In [1]:
import numpy
import bovy_mcmc
%pylab inline
Suppose we have data draw from a delta function with Gaussian uncertainties (all equal). How well do we limit the dispersion? Sample data:
In [2]:
ndata= 24
data= numpy.random.normal(size=ndata)
We assume that the mean is zero and implement the likelihood
In [3]:
def loglike(sigma,data):
if sigma <= 0. or sigma > 2.: return -1000000000000000.
return -numpy.sum(0.5*numpy.log(1.+sigma**2.)+0.5*data**2./(1.+sigma**2.))
Now sample with slice sampling
In [4]:
nsamples= 10000
samples= bovy_mcmc.slice(numpy.array([1.]),1.,loglike,(data,),
isDomainFinite=[True,True],domain=[0.,2.],
nsamples=nsamples)
In [5]:
hist(numpy.array(samples),
range=[0.,2.],bins=0.3*numpy.sqrt(nsamples),
histtype='step',color='k',normed=True)
x95= sorted(samples)[int(numpy.floor(0.95*nsamples))]
plot([x95,x95],ylim(),'r-')
text(0.4,0.8,r'$\sigma < %.2f\ (95\%%\ \mathrm{confidence})$' % x95,
transform=gca().transAxes,size=18.,color='r',
backgroundcolor='w')
xlabel(r'$\sigma$')
Out[5]:
We write a function that returns the 95% upper limit as a function of sample size $N$
In [6]:
def uplimit(N,ntrials=30,nsamples=1000):
out= []
for ii in range(ntrials):
data= numpy.random.normal(size=N)
samples= bovy_mcmc.slice(numpy.array([1.]),1./N**0.25,loglike,(data,),
isDomainFinite=[True,True],domain=[0.,2.],
nsamples=nsamples)
out.append(sorted(samples)[int(numpy.floor(0.95*nsamples))])
return numpy.median(out)
In [7]:
N= 10.**numpy.linspace(1,5,21)
y= [uplimit(n) for n in N]
In [8]:
loglog(N,y,'ko-')
p= numpy.polyfit(numpy.log(N)[5:],numpy.log(y)[5:],deg=1)
loglog(N,numpy.exp(p[0]*numpy.log(N)+p[1]),'b-')

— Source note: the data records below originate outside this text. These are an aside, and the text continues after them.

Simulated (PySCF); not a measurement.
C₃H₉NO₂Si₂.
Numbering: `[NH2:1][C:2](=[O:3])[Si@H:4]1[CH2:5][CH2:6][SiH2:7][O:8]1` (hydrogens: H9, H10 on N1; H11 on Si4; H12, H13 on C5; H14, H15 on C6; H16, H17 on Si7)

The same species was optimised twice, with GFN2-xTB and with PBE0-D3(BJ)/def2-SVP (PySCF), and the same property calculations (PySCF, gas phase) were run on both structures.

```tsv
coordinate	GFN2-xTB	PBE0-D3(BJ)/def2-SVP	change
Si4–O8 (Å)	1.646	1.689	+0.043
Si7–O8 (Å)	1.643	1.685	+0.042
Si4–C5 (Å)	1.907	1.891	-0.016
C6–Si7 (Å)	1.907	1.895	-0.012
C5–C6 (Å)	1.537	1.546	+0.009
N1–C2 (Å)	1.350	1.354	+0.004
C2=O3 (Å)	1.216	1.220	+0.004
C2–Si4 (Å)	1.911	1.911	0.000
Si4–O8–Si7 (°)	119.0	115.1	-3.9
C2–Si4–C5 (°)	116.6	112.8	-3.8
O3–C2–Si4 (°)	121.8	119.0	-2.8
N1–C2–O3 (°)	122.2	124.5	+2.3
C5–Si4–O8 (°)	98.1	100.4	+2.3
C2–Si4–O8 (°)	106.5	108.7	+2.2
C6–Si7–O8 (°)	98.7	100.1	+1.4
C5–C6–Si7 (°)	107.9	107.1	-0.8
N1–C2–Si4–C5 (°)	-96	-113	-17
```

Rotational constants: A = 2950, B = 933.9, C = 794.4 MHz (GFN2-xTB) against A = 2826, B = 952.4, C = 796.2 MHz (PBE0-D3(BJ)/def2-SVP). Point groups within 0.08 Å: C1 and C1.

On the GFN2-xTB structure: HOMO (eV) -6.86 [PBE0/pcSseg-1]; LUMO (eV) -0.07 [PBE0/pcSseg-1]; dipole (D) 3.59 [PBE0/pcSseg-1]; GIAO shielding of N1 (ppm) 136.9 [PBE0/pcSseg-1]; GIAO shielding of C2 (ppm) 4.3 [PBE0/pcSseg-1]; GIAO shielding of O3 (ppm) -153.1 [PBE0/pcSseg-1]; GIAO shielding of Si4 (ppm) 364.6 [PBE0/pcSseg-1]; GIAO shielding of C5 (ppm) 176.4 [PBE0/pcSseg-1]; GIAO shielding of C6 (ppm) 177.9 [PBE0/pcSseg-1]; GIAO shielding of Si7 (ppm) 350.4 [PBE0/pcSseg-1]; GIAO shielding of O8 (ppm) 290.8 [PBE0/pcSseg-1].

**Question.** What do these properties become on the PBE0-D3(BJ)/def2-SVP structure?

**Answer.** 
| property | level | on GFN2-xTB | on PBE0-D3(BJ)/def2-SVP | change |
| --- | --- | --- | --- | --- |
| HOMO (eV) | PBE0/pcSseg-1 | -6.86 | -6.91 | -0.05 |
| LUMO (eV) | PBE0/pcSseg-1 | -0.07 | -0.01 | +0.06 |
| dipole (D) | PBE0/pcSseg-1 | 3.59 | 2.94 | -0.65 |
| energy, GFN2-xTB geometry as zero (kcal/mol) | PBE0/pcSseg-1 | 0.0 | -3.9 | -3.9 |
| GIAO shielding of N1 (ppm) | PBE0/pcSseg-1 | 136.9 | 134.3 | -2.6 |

text(0.25,0.8,r'$\log\ \mathrm{error} = %.2f \,\log N + %.2f$' % (p[0],p[1]),
transform=gca().transAxes,size=18.)
xlabel(r'$N$')
ylabel(r'$\mathrm{95\%\ upper\ limit\ on}\ \sigma$')
Out[8]:
So the limit appears to go as $\propto N^{-1/4}$. We can understand this as follows: the likelihood for $\sigma$ is
$\mathcal{L}(\sigma) \propto (1+\sigma^2)^{-N/2} \exp\left(-\frac{1}{2}\,\frac{\sum_i d_i^2}{1+\sigma^2}\right)\,$
for $N$ data points $d_i$. This is a $\chi^2$ distribution for $\frac{\sum_i d_i^2}{1+\sigma^2}$ with $N+2$ degrees of freedom. For large $N$, this approaches a Gaussian, i.e.,
$\left(\frac{\sum_i d_i^2}{1+\sigma^2}-N-2\right)\Big/\sqrt{2(N+2)} \sim \mathcal{N}(0,1)$
An lower limit on this is a constant $-C$, so
$\left(\frac{\sum_i d_i^2}{1+\sigma^2}-N-2\right)\Big/\sqrt{2(N+2)} = -C$
For large $N$, $\sum_i d_i^2$ will be approximately $N$ and we can write
$\frac{N}{1+\sigma^2}-N-2 \propto -N^{1/2}$
$\sigma^2$ will be small and we can write
$N(1-\sigma^2)-N-2 \propto -N^{1/2}$
so
$\sigma \propto N^{-1/4}$.
If the data have uncertainties $\delta$, then it is easy to show that this becomes
$\sigma \propto \delta \, N^{-1/4}$.
If we are in a situation where the individual uncertainties are limit by photon noise, then $\delta$ depends on the time $T$ spent observing as $\delta \propto T^{-1/2}$ and the number of objects goes as $N \propto T$; therefore, the limit on $\sigma$ depends on $T$ as
$\sigma \propto \delta \, N^{-1/4} \propto T^{-1/2}\, T^{-1/4}$.
Therefore, it is a better investment of observing time $T$ to obtain better observations for individual objects than to observe more objects.
In [ ]: